By Say Cheong //
December 11, 2019

Small cap stocks — generally having a market cap value of about $300 million to $1 billion — have been proven to outperform large cap stocks over time. However, their volatility is also far more extensive than those of large ones.

Hence, the real challenge is to figure out which are the best small-cap stocks to buy because only but a selected few make it to the big time.

As of September 2019, there are 700+ listed companies on SGX and it is tedious to screen out hidden gems with lots of upside by going through them one by one. However, we have taken up this challenge to sieve out 3 relatively hidden small cap stocks that you can add to your watch-list.

#1 Delfi Ltd

For a quick background, Delfi Ltd manufactures and distributes chocolate confectionery products. Its products range from chocolate bars to dragees. Delfi’s products are sold in Singapore, Malaysia, Indonesia, Australia, etc.

According to its latest half-yearly 2019 financial report, the company increased its revenue by 11.2% to USD 240.6 million while its PATMI increased by 20.7% to USD 15.4 million on a year-to-year basis.

A Notable point is that the company also pared down its debt from USD 59 million to USD 48.8 million due to its strong free cash flow generation of USD 15.1 million.

Delfi’s main source of revenue is derived from Indonesia. According to World Bank, consumption of chocolate confectionery increased from IDR 10,543 billion to IDR 13,127 billon from 2013 to 2018. The increase came at the support from the growing middle class.

According to Euromonitor, Delfi has 45% market share of chocolate confectionery market in Indonesia. With the strong market standing and the expanding market, one can assume that Delfi’s revenue growth can be sustained in the near term.

Delfi Ltd last closed at $1.02, and this values it at 17.8x trailing P/E and dividend yield of 2.5%.

#2 GS Holdings

GS Holdings Limited started out as a company providing centralized dishware and cutlery washing services to F&B outlets in Singapore. Over time, GS Holdings expanded to 3 main segments:

  • End-to-End cleaning service for F&B
  • Branding, operations and procurement (BOP) services
  • Operating of F&B brands such as Sing Swee Kee chicken rice and 3 food courts in Bukit Batok and Sungei Kadut

According to its latest half-yearly 2019 financial report, the company increased its revenue by an astounding 214% to $15 million. Its net profit turned positive to $7.2 million. Cash flow from operations turned positive and raked in $392,000.

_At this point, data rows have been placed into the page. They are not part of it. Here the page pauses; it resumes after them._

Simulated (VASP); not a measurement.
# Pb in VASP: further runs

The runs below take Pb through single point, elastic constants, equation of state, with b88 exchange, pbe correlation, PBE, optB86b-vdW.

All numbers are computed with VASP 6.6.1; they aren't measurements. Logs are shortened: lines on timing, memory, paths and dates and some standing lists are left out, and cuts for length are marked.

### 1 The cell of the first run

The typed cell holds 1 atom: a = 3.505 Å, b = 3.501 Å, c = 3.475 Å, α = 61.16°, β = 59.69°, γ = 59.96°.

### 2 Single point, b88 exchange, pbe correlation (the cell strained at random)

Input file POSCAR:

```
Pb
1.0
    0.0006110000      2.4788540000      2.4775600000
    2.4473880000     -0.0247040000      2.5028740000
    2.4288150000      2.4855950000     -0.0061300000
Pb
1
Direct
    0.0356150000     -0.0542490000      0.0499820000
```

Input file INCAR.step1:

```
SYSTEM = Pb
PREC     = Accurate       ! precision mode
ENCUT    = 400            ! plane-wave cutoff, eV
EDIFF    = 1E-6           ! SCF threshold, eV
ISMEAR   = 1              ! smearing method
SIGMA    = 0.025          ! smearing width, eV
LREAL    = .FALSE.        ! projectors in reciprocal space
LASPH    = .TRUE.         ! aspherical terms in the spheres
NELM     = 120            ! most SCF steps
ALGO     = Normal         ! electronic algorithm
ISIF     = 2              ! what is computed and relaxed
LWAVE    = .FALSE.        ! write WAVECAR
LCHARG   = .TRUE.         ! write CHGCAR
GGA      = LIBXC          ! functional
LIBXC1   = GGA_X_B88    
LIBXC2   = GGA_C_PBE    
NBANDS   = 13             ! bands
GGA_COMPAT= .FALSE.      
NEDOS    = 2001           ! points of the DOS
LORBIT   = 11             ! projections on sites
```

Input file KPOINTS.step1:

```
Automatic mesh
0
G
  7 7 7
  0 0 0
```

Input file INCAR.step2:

In fact, according to Investor-One, the Group’s revenue increased from S$5.0 million in 1H2018 to $15.8 million in 1H2019 mainly attributable to the receipt of service fee from 14 BOP service agreements as a result of the Agreement with HJT.

Here’s a quick explanation for the BOP services. GS holdings use their F&B experience and know-how to manage franchises and undertake related BPO functions + recruitment, training, quality assurance services etc.

By outsourcing these services to GS, the outlets in China are able to

  • Provide their customers with high-quality products and services consistently
  • Tap on marketing leads and expand their customer base
  • Achieve cost savings in the procurement of products and services

Since its listing in 2016, GS’s profits have constantly been in the red. With the astute move by the management by moving to higher margin businesses, the profit turned green for the first time in 2019.

GS acquired Hao Kao Wei to be in the food court business and also further diversified into BOP services. GS leverages on its domain expertise in the F&B industry and translated it into a service-oriented business. This business requires low CAPEX and can provide more cash flow. It is low risk and a potential cash cow for the company.

GS Holdings last closed at $0.725, which values it at a trailing P/E of 42.7x and does not offer any dividends.

#3 JEP Holdings

JEP provides precision machining and engineering services with a primary focus on the aerospace industry. It also has operations in Oil & Gas and semiconductor industries. The group is headquartered in Singapore and has 4 manufacturing locations here.

According to its latest half-yearly report, JEP’s revenue increased by 2.4% to $44 million while its net profit turned the corner and came at a positive $3 million. This came on the back of lower COGS and administrative expenses which also resulted in an admirable free cash flow of $5.8 million.

JEP’s focus on aerospace is one of the main factors for investing in the company. There is a huge global backlog for aircraft deliveries to around 10 years, and there is a massive search for capacity.

Another positive factor is the turnaround of the management team. With UMS’ CEO taking over and shifting labour intensive work to Malaysia, JEP is seeing a pickup of its financial standing.

In short, these two positive factors will likely drive JEP’s business in the future. JEP last closed at 0.235, giving it a trailing P/E of 16.9x with no dividend payouts.